While Florida is full of well-known animal theme parks, including Sea World and Disney’s Animal Kingdom, there are so many animal encounters that receive little to no notoriety. During my Ultimate Florida Road Trip, I experienced the state’s wildlife up close.
Manatees, Space Coast
The greater Orlando area is the best region to spot manatees in the wild because the surrounding rivers are shallow. I saw them while kayaking Merritt Island National Wildlife Refuge and stand-up paddleboarding in New Smyrna Beach. They aren’t too shy when it comes to human activity, so be careful or you could find yourself accidentally swimming with them, known as a “manatee car wash.” Crystal River is another great place for them.

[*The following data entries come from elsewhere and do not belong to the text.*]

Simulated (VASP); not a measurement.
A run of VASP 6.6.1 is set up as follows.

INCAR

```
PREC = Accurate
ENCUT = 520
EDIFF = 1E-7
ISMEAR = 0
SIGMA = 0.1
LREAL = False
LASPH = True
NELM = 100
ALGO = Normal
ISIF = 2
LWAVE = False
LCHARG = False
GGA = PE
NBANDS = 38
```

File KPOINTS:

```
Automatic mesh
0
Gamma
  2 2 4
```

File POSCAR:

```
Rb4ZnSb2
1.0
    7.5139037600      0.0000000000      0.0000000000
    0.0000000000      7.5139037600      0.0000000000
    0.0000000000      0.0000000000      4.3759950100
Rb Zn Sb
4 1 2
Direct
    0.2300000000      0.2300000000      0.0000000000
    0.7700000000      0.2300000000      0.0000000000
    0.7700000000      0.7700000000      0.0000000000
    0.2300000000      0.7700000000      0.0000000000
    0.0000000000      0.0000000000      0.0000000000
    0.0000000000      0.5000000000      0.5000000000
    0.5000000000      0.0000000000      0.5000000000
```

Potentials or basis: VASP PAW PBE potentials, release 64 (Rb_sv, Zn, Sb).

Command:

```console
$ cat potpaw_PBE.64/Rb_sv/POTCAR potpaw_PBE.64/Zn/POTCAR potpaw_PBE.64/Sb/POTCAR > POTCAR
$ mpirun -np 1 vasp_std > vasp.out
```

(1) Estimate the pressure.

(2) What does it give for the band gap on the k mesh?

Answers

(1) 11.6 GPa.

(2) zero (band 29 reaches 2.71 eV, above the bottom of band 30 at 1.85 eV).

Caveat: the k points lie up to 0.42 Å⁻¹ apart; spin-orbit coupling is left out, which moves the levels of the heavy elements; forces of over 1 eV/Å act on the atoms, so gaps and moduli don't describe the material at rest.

While there are hundreds of species of animals to see at the world-famous Brevard Zoo, my favorite was the platform where guests can be eye level with giraffes looking for a snack. You can purchase food for them to lick out of your hand.
- Brevard Zoo, Melbourne
Alligators, St. Augustine and Everglades
You can’t come to Florida and not see an alligator. I had a few opportunities to see them, particularly on an airboat in the Everglades, their natural habitat, but also at a park devoted entirely to the species. They love the brackish water but can be found sunbathing throughout the day. They’re even the namesake of Alligator Alley.
Key Deer, Florida Keys
This subspecies of the white-tailed deer are only found in the Florida Keys and include a protected population of around 800. I was lucky enough to see one standing on the side of the road while driving back north but didn’t get to snap a photo.
- National Key Deer Refuge, Big Pine Key
Fish, Fort Lauderdale and Key Largo
I can’t mention Florida wildlife without mentioning the fish and other creatures that inhabit the water. During my days snorkeling and scuba diving, I saw Moray eels, nurse sharks, rays, conchs and all manners of colorful fish.
Peafowl, St. Augustine
The Fountain of Youth’s main attraction may be the water, but the peafowl, plural for male peacocks and female peahens, are a close second. They wander freely around the park, spreading out their plumage and showing off for tourists.
Cats, Key West
While you may be saying, “Cats aren’t wildlife! They’re domesticated animals!”, you haven’t seen the ones in the former home of Ernest Hemingway, known for having extra toes. Also, look out for the roosters that wander the island as they own it.
- Ernest Hemingway Home & Museum, Key West
Many of these activities were sponsored through partnerships or VIP passes with local tourism boards, but all opinions remain my own.